Yes, if  you don’t have TSA Pre, then you will need to remove your shoes and your belt and go through the naked body scanner unless you’d like to be patted down by hand which takes longer. These are the rules. Accept them and keep moving. There are 900 people behind you who need to catch a flight just as much as you do.

Yes, you have to remove your laptop/Playstation/Xbox/CPAP machine/slot-machine/Prius from your bag.

Yes, you must empty your pockets. Empty means empty.

No, you probably don’t need to remove your watch or glasses, but many larger pieces of jewelry may set off the machines. Be prepared.

The biggest rule of all, which encompasses all of the above – try to keep moving.

At the gate

Be nice to the gate agent. Whatever your problem is, it’s not their fault. Imagine having to deal with literally thousands of annoyed travelers every day. How happy would you be? Be kind to them, and they can make your world better. It’s rare these days that a gate agent will upgrade you to first class since frequent flyers get the spare seats, but gate agents do have the power to make that happen. They can also bar you from the flight you desperately need to board. Such is the power of the gate agent, so be nice to them.

Your airline likely has an app that you can use to get up-to-the-minute status of your flight. Use it. The app generally updates before they make announcements, and I’ve been able to know about gate changes before the rest of the passengers because my app updated me.

When it comes to delays, one of the best things you can do for yourself is to get your airline’s credit card. On United, having the credit card will get you into boarding group 2 which is a very nice perk usually reserved for frequent flyers (Silver gets group 2, Gold and above gets group 1). Additionally, with the United card I get two passes to the United lounge which is a service I would never otherwise pay for. Why is this a good thing? Consider my experience in Newark (EWR) Terminal A during a storm.
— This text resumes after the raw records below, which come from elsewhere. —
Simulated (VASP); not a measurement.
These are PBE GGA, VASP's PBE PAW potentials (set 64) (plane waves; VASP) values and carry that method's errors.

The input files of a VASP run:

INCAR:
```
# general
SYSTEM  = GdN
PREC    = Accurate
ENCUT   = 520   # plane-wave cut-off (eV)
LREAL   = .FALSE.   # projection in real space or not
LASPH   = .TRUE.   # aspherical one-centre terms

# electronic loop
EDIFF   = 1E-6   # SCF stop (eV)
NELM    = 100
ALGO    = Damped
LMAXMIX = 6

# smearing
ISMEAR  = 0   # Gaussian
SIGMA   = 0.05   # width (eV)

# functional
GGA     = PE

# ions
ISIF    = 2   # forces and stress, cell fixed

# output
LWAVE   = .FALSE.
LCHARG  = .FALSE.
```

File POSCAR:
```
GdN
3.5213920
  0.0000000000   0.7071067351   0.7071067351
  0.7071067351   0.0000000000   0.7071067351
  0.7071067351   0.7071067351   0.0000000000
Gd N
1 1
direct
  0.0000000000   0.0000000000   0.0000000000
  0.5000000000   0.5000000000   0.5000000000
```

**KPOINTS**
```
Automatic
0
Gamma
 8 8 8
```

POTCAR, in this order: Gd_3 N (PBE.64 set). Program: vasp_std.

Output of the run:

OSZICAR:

The first pic shows EWR Terminal A with multiple flights delayed. Terminal A was built in the early 1970s and so far as I can tell, they haven’t so much as vacuumed the carpet since. It’s small, it cramped, and when there are delays, it’s a crowded mess with people scrambling to find the one power outlet hidden in the floor.

I was delayed in Terminal A and remembered that I had a free pass to use the United lounge. I found it (yes, there’s a United lounge in EWR Terminal A), handed them my card, and proceeded to live in the lap of luxury for two hours until my flight departed. Note that these two pics were taken in the same terminal in the same airport roughly 10 minutes apart. The lounge is replete with leather chairs, private work areas, a bar with free drinks, and concierge service that alerts you to your flight status.

Don’t have the credit card? You can pay a one-time $59 to use the lounge. I’m sure other airlines have similar offerings. During a severe delay in a crowded old airport, it can be very much worth the price of admission.

On the plane

I used to be afraid of flying to a degree. I think it’s human nature to think that the plane is falling from the sky when there’s a bump. Trust me, it’s not. Some tips for comfort:

Flight Attendants: Be nice to the flight attendants. Their job is not very easy, and they’re doing their best. They’re generally hired because they’re people that like people, and they’ll usually treat you very well if you do the same. All they need is a smile and a “thank you.” Is that so hard?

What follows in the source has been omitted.